On math.se Bill Dubuque gave a proof that given a ring $R$, the
polynomial ring $R[x]$ cannot then be a field. This is one of the nicest
proofs I've seen and I wanted to go further into how it works.
So all credit to Bill as the author, this is
just my analysis of his words and finishing off his proof from the hint.
So without further ado, the hint he gave is this:
$$xf(x) = 1 \in R[x] \Rightarrow 0 = 1 \in R$$ by evaluating $x=0$.
I blogged about this proof on a previous blogs and made some mistakes, so,
time for correction.
Firstly, an element $u$ of a ring $R$ is a unit iff there exists some
$v \in R$ such that $uv = vu = 1$.
Now let $x, f(x)$ be elements of $R[x]$, where $f$ is some polynomial
function. Then, and this is the beauty of this particular proof,
$f(x)$ is simultaneously an element of the ring $R$ by evaluation
of $x=r$ and of $R[x]$ by its expression of the unknown $x$ as a polynomial.
Bringing the two ideas together, if $x$ some element in $R[x]$ and it
is a unit, then the formula for units holds, so $xf(x) = 1$. As we have
observed, $f(x)$ can be an element in $R$ by evaluation at
$x=r$ and so if $x$ is
an unit in $R[x]$ then all $x=r$ are units in $R$ by evaluation of $f(r)$.
Now we have everything we need to finish the proof. Suppose $R[x]$ is a
field. Then since every element is a unit, for $x \in R[x]$ there is some
$f(x)\in R[x]$ such that $xf(x)=1$, that is $x$ is a unit.

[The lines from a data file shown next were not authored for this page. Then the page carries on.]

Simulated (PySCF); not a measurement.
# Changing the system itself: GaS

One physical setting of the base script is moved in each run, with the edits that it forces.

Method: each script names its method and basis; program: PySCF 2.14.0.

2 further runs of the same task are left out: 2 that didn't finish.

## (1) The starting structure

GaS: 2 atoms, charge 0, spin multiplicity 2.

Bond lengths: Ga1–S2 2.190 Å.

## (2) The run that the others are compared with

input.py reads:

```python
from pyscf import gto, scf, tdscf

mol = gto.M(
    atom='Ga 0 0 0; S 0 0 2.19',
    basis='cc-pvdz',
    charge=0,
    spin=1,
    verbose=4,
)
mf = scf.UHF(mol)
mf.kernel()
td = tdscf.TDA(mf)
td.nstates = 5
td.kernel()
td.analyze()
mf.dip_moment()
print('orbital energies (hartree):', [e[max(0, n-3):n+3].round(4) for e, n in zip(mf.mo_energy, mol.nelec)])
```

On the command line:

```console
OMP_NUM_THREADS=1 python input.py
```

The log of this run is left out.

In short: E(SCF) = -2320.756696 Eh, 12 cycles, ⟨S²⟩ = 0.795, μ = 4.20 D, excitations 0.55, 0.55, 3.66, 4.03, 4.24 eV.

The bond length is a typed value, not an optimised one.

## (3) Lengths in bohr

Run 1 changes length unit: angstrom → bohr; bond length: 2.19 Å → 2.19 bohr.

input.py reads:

We can then use the previous idea that if $x$ is a unit then $x=r$ is a
unit by evaluating $xf(x)=1$ in $R$. So let $x=0$. Then $0\cdot f(0)=1
\Rightarrow 0=1 \in R$. This is clearly not true and so we have a
contradiction. Thus $R[x]$ is not a field. $\square$
If Bill happens to be reading this, yes, I upvoted your answer, thank
you very much.